The Blockchain Basics Act, a bill that seeks to protect several blockchain-based activities from being outlawed by the U.S. government, has been introduced in Nebraska. Sponsored by Sen. Eliot Bolstar, the bill is similar to the one introduced in Missouri recently, and 11 more states are expected to introduce similar regulations this year, according to the Satoshi Action Fund.
Blockchain Basics Act Lands in Nebraska
Lawmakers are now taking cryptocurrency and blockchain regulations to their states. On January 5, the Blockchain Basics Act, a bill that aims to protect several blockchain and cryptocurrency rights, was introduced in the Nebraska Unicameral Legislature by Sen. Eliot Bolstar, putting the cornhusker state at the forefront of these initiatives.
The act seeks to guarantee the rights of Nebraskans to mine cryptocurrency without restrictions, exert the custody of their cryptocurrency assets, and transact with crypto. It also establishes the exemption of capital gains state taxes for cryptocurrency transactions under $200.
The legislation is very similar to another bill of the same name introduced in Missouri by Rep. Phil Christofanelli in December, both sponsored by the Satoshi Action Fund, a nonprofit that policies lawmakers to introduce cryptocurrency-related initiatives. Dennis Porter, CEO and co-founder of the Satoshi Action Fund, stated that this bill builds on the work of Mike Flood before he “graduated” to Washington DC.
Flood was the co-author and sponsor of the Nebraska Financial Innovation Act passed in 2021, which allows banks to become “Digital Asset Depositories” to trade and custody cryptocurrency after receiving state permission.

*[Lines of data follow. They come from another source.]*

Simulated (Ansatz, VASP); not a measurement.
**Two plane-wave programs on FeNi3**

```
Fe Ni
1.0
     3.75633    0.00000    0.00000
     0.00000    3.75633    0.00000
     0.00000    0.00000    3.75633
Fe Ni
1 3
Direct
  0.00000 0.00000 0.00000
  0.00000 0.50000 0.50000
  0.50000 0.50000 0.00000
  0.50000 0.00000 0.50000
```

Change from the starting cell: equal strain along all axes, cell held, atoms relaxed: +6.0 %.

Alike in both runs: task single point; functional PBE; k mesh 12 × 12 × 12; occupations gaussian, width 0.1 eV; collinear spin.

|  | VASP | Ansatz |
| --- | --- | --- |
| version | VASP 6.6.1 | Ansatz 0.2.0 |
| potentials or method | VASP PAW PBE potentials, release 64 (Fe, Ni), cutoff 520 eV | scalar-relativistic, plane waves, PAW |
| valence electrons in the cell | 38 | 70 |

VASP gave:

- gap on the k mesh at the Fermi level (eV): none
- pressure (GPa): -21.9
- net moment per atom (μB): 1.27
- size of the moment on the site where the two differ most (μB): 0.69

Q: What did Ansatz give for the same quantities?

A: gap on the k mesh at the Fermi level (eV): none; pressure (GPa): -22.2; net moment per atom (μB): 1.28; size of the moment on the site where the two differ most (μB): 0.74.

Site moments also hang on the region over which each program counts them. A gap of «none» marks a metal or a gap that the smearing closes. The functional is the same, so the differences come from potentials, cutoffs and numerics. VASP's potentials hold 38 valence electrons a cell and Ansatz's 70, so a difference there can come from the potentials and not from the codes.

Porter remarked that Nebraska was the second state to introduce this act and that more states would follow. In a post on X, Porter stated:
We plan to introduce 13 bills in 13 different states (at least) in 2024. Each time a bill is introduced, lawmakers in the state often hold a hearing to receive input from the public.
These moves are part of a nationwide strategy of taking the battle for cryptocurrency adoption to a state level proposed by Porter, who believes crypto regulation might follow the same road that cannabis regulation took.